If you have VMs that

  1. Stop responding to network requests
  2. Cannot ping a VM from another VM or ESG
  3. Do not have entries in their ARP table
  4. Initiating a ping from the affected VM to ESG or another VM and traffic resumes (ARP table entry appears)
  5. After an amount if inactivity, the problem returns…. (suspect ARP table ages out entry)

To troubleshoot the issue :
Log on to an NSX controller and identify which one is the master for the affected VNI (5001 used here as an example)
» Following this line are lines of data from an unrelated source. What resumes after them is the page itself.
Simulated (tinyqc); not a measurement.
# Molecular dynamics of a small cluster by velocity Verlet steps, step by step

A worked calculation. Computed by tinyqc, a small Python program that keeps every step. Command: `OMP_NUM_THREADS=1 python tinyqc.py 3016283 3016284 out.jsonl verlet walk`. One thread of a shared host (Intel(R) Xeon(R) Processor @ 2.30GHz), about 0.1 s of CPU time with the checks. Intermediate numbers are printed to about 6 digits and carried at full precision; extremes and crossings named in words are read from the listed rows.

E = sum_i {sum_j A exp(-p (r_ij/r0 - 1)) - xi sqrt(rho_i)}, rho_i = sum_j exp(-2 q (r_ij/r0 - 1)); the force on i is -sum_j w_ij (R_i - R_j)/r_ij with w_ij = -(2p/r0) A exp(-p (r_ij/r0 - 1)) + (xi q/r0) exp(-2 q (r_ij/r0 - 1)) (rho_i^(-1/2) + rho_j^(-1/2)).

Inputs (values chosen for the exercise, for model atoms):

show control-cluster logical-switches vni 5001

This will show which controller is the master. Cross reference this IP with the relevant NSX Controller in vCenter and ssh into that one.

Check that all ESXi Hosts have a connection to controllers:

show control-cluster logical-switches connection-table 5001

This will show that only some of the ESXi Hosts are connected to controllers, most likely the missing host is where your missing VM is running.

Check which VNIs are present on the affected host ( used here for example)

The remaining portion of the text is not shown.